The aviation industry remains a true behemoth in the economic world, as it continues to grow at an incredible rate year-over-year. In fact, it experienced something of a golden age between 2009 and 2014, when the industry grew at a compound annual growth rate of around 9.5% before reaching a cumulative value of $751 billion.
While the industry experienced a brief decline between 2015 and 2016, it enjoyed a stellar 2017 and is set to achieved record peak commercial revenues of $824 billion by the end of this year.
Much of this growth is based on sustained demand, as consumer spending continues to increase across the globe. Similarly, the market has also thrived on the back of innovation and new data analysis technologies, which have helped brands to enhance the customer experience, personalize discounts and create safer aircraft for travelling.
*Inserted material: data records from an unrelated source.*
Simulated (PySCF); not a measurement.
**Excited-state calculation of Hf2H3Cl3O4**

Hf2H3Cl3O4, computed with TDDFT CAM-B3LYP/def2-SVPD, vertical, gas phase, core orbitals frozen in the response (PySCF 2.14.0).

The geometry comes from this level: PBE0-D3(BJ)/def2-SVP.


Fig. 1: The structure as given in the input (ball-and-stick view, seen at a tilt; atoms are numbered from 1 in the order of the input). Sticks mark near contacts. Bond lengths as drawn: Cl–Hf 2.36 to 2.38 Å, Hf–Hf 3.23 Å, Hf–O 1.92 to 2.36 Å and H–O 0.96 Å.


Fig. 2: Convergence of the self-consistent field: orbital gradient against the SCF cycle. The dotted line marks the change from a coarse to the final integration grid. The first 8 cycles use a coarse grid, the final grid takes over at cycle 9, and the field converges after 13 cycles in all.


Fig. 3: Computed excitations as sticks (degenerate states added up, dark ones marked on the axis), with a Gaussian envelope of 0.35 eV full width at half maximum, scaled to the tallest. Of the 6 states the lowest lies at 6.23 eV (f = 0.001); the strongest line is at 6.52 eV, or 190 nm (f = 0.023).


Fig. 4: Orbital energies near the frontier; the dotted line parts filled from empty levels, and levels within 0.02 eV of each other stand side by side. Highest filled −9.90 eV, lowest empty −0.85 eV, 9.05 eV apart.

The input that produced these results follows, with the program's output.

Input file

Big data and AI are already powering exciting innovations in the aviation industry. In this post we’ll look at how they will become even more influential in 2018, across a broad range of industries.
What’s powering the big data collection and analysis boom?
It’s well understood that big data can help businesses gain a competitive advantage, but aviation firms have been a little slower to embrace this trend. Sure, many airlines have focused on accumulating large data sets to improve the consumer experience and create targeted discounts, but most are just scratching the service when it comes to potential applications.
Much of existing data infrastructure has been bottlenecked by hardware limitations. However, this is changing, thanks to evolutions in powering more and more complex hardware. There have been many advances in how data tech uses power, making server infrastructure more power efficient. But just as hardware becomes more efficient, more and more is demanded of it by data scientists.
Thankfully, the technology that underpins the power supply market continues to advance. After all, airlines require large-scale servers and hardware to collate, store and analyze vast data sets, and companies are beginning to invest in solutions that can handle such demands.
As data scientists in a large number of industries continue to daisy-chain GPUs and CPUs that power modern AI, advances in DC-DC technology is playing a pivotal role in this evolution, with firms such as XP Power currently supplying the best and most cutting edge converters to help increase server capacity and performance. By increasing the amount of power available to critical components, more can be asked of them.
This will enable airlines to utilize larger stores of big data more effectively, particularly in terms of personalized communications and tailoring services to meet individual needs. More specifically, we’ll see more schemes like BA’s ‘Know Me’ initiative emerge, laying the foundation for superior service, rewarded by improvements in customer loyalty. And the best part is this can all be accomplished with fewer servers – high-powered technology entering the market is becoming more efficient and capable.
The same principle can be applied to AI, as airlines continue to invest heavily in research and development in order to realize the true potential of this technology. Planes already leverage basic AI capabilities to drive its GPS navigation software. For example, the computer is able to perceive location and provide actionable directions. As hardware evolves, we’ll see GPS systems that not only handle complex logistical challenges, but network together to provide better routing – similar to Waze’s smartphone GPS.
Another emerging application of AI revolves around passenger comfort and safety, with a number of systems having recently been developed to support an optimal, automated aircraft cabin pressure. This technology will be developed further in the future, as airlines look to protect customer interests and enhance their experience.
The Fusion of Big Data and AI?
Perhaps the biggest future trend focuses on the fusion of AI and big data, with the former able to utilize the latter through the application of transformative algorithms. These are deep learning architectures that enables computers to identify positive patterns in data and trigger direct actions, and this type of advanced technology will form the foundation of second generation AI in the future.
No matter whether you focus on hardware, software or the data scientists that make it all possible, the future impact of AI on complex industries will be substantial. With great power comes great responsibility. We’ll have to wait and see how different companies out-innovate each other. And hopefully the warnings about AI won’t come to pass – especially when coupled with machine learning.